Selfish Pig

Parenting, Random poetry, Relationships Add comments

Hiya! 😉

From randomwordgenerator

I always think of Miss Piggy when I say that greeting!

The idea for the first line of today’s poetic offering came to me when I read ‘assembly’, but (as you will see from my almost illegible notebook page) I tweaked the order of the words I first came up with.  It wasn’t until I got to the second verse of my poem I realised that the rhythm wasn’t working for me, and also figured out what the little scene I was trying to create was all about.  So that’s when the major scribbles happened 😉

I think the person the speaker is describing may be channelling Miss Piggy a bit, too?!

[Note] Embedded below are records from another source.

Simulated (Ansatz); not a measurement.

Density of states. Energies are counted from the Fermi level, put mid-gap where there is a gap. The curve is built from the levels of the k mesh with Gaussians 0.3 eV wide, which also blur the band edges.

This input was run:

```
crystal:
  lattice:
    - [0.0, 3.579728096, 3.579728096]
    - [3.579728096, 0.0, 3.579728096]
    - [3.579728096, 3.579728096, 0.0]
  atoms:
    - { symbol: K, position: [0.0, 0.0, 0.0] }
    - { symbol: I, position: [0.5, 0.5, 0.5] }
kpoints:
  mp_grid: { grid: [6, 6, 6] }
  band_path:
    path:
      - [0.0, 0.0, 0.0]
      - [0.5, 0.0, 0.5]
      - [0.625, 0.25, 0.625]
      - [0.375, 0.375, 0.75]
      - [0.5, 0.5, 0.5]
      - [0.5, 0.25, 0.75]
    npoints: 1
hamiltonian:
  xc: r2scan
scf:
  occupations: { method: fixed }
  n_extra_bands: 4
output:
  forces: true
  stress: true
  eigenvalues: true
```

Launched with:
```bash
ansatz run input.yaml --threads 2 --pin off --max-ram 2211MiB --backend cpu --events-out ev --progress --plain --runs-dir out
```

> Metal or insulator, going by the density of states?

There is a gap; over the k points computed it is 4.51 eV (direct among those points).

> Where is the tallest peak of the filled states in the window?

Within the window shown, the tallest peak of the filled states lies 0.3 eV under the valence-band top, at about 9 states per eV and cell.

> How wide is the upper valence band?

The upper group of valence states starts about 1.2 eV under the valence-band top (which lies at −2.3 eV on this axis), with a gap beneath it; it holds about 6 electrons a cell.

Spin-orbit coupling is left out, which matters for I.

Assembly  Compact   Axis   Tumble   Liability   Flash   Heroin   Attitude   Loyalty 

“Well, life’s instructions for assembly

Are not fixed” She twitters, with a smile;

As she turns and waves to friends, I just wonder

How someone ‘close’ to me could ever be so vile.


She takes that last little look in her compact,

Blows a kiss, sets her eyes straight ahead;

My whole world spinning off of its axis –

But she must focus on herself instead.


I wonder just how far I could tumble

Become a liability, too much;

Whether any flash of decency would seize her

Through my heroin-fuelled depressions (or such).


Her attitude, actually, makes me ponder,

And realise that I can do this ok;

Just because, as a mother, she’s no loyalty

Does not mean that I’ve got to be that way…


So the first verse used to read:


“Well, you know life doesn’t come

With assembly instructions.”

She smiled in that way

That makes my heart sink so far.


Notebook massacre!

But I like the replacement, and I’m glad I fitted it into my 15 minutes, as it better shows the character I was trying to build (and now rhymes, as the rest of the piece seemed to ask to). [What’s with this rhyming sneaking in? How much of my life is, in fact, not my own free will…?]

The last line of the second verse jars with me.  I think if it was ‘her precious self’ in place of ‘herself’ it would scan properly? 

When I stopped faffing with the first two verses, I glanced at the timer and realised that I had just over 5 minutes left in which to try and fit 6 words into the “story” I had begun; and that I wasn’t entirely sure what rhyming metre I was using…bit scary, no?  I wrote the next two verses in about 4 minutes because I had time to circle the six words and correct the last line before the beeper went off 😛

Reading this over, it is still a relationship, there are still lots of questions and there should be an interesting backstory to conjure up…but it doesn’t appear to involve a man (though I suppose you could read it as a male speaker, and take a different conclusion from the last line than I had in mind at the time of writing)

Which nuance of ‘assembly’ and ‘compact’ would you have written about?  What would your “scene” have involved?